I just ran across what looks like a subtle bug in how Eloquent transforms a query into its SQL equivalent. My application uses Laravel 8 (we haven't upgraded for reasons outside my control), so perhaps this is fixed in a newer version, but I'm stuck with what I have.
This app tracks inventory (products) and each product has a list of "flags" associated with it in a one-to-many relationship. We get incoming data feeds from multiple sources every day that require updating our own product records. A daily cron job is supposed to check products for any such updates in certain fields, by making a list of products that have any of the relevant flags and then updating them using the new feed data. This is the code for the query that retrieves the products for checking:
$products = Product::whereHas('flags', function ($query) use ($messages) {
foreach ($messages as $message) {
$query->orWhere(function ($query) use ($message) {
$query->where('message', 'LIKE', $message);
$query->where('is_valid', 1);
});
}
})->where('parent_id', '!=', 0)->get();
This query looks like it should retrieve "all products that have a non-empty parent id and there exists a flag that matches the product id AND the flag is valid and its message matches any of the listed ones." The whereHas() condition limits it to flags that match any of the products found by the outer query, which is "all products that have a parent id". This will return a strictly limited subset of products. But some server load issues led me to take a close look at it, and this is the query that MariaDB is actually executing:
select * from `products` where exists
(select * from `flags` where `products`.`id` = `flags`.`product_id` or
((`message` LIKE 'FLAG: [SELF] The attribute \'%\' has changed.' and `is_valid` = 1)
or (`message` LIKE 'FLAG: [SELF] The attribute \'%\' is new.' and `is_valid` = 1)
or (`message` LIKE 'FLAG: The attribute \'%\' has changed.' and `is_valid` = 1) or
(`message` LIKE 'FLAG: This product has been reassigned from master%' and `is_valid` = 1) or
(`message` LIKE 'FLAG: The attribute \'image_large\' is new%' and `is_valid` = 1) or
(`message` LIKE 'FLAG: The attribute \'image_small\' is new%' and `is_valid` = 1)))
and `parent_id` != 0 and `products`.`deleted_at` is null
In English, I read this as "all products that have a non-empty parent id and there exists a flag such that its product id matches the product id OR the flag is valid and its message matches any of the listed ones." That subquery will be true for every product, which means it's checking the whole flags table for every matching product, and the only effective limit on the result set is the parent_id condition. Turns out that's a real cpu-killer when you've got more than half a million such records in the Products table, and several million valid flags in the Flags table.

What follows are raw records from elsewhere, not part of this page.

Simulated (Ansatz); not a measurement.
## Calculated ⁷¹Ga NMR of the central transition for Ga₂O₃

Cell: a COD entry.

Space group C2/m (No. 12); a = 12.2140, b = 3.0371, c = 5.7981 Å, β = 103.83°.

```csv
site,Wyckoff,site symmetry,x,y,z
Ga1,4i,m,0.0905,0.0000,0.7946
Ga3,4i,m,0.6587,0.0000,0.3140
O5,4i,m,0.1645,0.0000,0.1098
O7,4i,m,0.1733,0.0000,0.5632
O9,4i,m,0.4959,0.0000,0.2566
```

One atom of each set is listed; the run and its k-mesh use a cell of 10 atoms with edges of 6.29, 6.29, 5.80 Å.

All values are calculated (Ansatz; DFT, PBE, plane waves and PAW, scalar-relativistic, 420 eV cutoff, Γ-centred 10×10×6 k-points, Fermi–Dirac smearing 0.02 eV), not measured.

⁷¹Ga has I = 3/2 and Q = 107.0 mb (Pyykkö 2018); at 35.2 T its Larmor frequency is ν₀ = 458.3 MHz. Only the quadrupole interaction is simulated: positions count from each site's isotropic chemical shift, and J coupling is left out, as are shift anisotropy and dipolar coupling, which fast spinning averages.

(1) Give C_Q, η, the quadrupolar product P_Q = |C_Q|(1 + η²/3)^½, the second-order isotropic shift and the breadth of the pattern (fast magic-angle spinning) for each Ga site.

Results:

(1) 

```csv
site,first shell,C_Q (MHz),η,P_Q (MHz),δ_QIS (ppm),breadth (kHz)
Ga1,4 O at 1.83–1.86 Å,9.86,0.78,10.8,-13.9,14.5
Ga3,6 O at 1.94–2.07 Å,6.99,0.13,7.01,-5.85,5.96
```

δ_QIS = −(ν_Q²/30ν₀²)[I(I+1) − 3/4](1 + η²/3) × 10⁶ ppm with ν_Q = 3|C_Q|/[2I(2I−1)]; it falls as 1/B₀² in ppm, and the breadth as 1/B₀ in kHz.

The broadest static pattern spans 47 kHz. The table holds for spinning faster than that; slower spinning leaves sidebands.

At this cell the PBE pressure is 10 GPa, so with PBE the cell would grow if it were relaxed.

Why are the two conditions on the 'flags' subquery - (product id matches) and (the "matches message" criteria) - joined by an OR instead of an AND, as I would expect from the Eloquent query code? Can I quickly rewrite this query to do what I want it to, or do I have to resort to something like getting the list of (parent id is not empty) products and then checking those for any of the target flags with a foreach loop?